Solange Baker, class of 2019

My Relationship With Poetry by Nina Berggren

What is poetry? To some people it is irrelevant, impossible to comprehend. To others, it is a puzzle waiting to be solved, filled with deeper meanings and compelling language. To me, poetry has always been an enigma. In the process of applying to SOTA, I wrote several pages of ambiguous lines about nature, utilizing careless line breaks with no rationale for doing so. This writing was meaningless. How did I expect anyone to gain something from my work when it possessed absolutely no significance to me?

Since then, I have undergone two fulfilling years in Creative Writing, complete with reading and analyzing classic and contemporary poetry, yet I still struggle to understand poetry on a daily basis. Just when I feel as though I’ve grasped the extent to which poetry can evoke emotions and influence readers, something takes me by surprise. A word or image will resonate with me, and I’ll find myself dwelling on it for days. Or a poem will trigger a profound memory within me that inspires me to create more art.

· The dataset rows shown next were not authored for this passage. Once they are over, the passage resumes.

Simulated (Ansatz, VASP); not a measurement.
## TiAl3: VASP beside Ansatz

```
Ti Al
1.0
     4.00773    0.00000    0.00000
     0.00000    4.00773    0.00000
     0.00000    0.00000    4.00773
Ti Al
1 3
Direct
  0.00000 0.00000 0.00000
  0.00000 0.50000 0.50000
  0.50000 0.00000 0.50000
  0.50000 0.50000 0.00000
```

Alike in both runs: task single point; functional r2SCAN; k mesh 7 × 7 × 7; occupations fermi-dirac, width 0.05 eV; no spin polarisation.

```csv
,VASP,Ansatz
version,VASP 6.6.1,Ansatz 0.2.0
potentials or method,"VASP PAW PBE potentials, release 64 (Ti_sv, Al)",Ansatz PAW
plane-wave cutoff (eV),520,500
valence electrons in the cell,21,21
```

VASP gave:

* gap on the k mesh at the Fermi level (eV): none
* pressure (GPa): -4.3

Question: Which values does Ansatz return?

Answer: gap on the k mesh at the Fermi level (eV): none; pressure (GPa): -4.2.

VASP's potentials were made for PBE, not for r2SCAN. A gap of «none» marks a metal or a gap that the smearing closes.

I strive to write poems that resonate, but writing poetry does not come easily to me. Though I have written countless stanzas and rhymes, I can’t bring myself to call the work I generate “poetry,” because doing so, seems to invalidate what poems do stir people to make change. For instance, we recently watched Il Postino in class, a film regarding famous poet Pablo Neruda. In this film, he writes some poems that instigate critical political controversy and others that make enamored women flock to him. His words elicit such passionate reactions.

In a historical context, poems have inspired whole movements, and I feel as though my feeble attempts at writing substantial pieces, don’t deserve to be called “poetry” as Neruda’s evidently do. I’ve been told that I am hard on myself, but the reality is that my “poems” are mere skeletons. Such obstacles like excess words or questionable syntax prevent my pieces from exuding the power and closure I intend to attain. I sit and think, trying to write what comes from my mind, but the result never feels sufficient. I believe that one day I will write a real poem, one that I can be proud of. Until then, I am content with writing endless rough drafts, for Creative Writing has opened my eyes to the value of poetry. Poetry articulates the unexplainable in a combination of perfect words and I look forward to further exploring this daunting art form.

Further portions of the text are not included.